I am trying to solve the following integral: $\int_{S_2} z^2 dS(x)$, where
$S_2=\{(x,y,z)\in \mathbb{R^3}$:$x^2+y^2+z^2=1$} and the Volume element $dS(x)=r^2sin\psi \quad dr d\phi d\psi $.
I parametrized $S_2$: $(0, \psi)$ $\in$ $(0, \pi)\times(0,2\pi)$ $\mapsto$ $(\sin \phi \cos\psi, \sin\phi \sin \psi, \cos \phi)$.
My idea: $\int_{S_2} z^2 dS(x)$ = $\int_{0}^{2\pi}$$\int_{0}^{\pi}$$\int_{0}^{1}$$\cos^2(\phi) r^2 sin \psi drd\phi\psi$.
I don't know what to do next... Would be great if someone could help me out. Thanks!
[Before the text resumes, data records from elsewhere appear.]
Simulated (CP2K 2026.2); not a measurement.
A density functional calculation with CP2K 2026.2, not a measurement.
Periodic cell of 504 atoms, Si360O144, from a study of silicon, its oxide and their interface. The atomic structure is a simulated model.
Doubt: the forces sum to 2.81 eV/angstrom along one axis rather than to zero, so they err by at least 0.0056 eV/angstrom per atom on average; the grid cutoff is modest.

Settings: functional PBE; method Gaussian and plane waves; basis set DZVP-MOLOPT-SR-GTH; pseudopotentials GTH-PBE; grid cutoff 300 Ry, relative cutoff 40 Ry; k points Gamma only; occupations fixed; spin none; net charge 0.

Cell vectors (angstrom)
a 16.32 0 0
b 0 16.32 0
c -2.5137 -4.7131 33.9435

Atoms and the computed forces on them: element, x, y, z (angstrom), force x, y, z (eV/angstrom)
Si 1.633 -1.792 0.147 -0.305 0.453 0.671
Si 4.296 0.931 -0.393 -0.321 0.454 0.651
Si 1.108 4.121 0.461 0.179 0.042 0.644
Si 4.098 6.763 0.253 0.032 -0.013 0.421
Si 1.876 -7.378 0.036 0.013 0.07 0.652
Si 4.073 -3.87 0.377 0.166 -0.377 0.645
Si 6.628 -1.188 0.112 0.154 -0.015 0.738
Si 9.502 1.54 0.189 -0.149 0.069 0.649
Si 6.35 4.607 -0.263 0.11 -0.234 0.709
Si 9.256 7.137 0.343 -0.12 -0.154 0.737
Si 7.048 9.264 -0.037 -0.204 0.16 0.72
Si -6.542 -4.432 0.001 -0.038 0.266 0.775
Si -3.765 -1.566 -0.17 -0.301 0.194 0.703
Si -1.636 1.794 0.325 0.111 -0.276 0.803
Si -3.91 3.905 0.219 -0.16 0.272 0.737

You could use the measure surface :
If $f \in L^{1}(\mathbb{R}^{n},\mathbb{C})$,$x \in \mathbb{R}^{n}-\left\lbrace 0 \right\rbrace, v = \frac{x}{|x|}$, where $r = |x|$, then
$$\int_{\mathbb{R}^{n}}f(x)d_{\lambda_{n}}(x) = \int_{r=0}^{r=+\infty}(\int_{r\mathbb{S}^{n-1}}f(x)d_{\lambda_{r\mathbb{S}^{n-1}}}(x))dr = \int_{r=0}^{r=+\infty}r^{n-1}(\int_{\mathbb{S}^{n-1}}f(rv)d_{\lambda_{\mathbb{S}^{n-1}}}(v))dr$$
If the function is radial, the integral becomes straightfoward.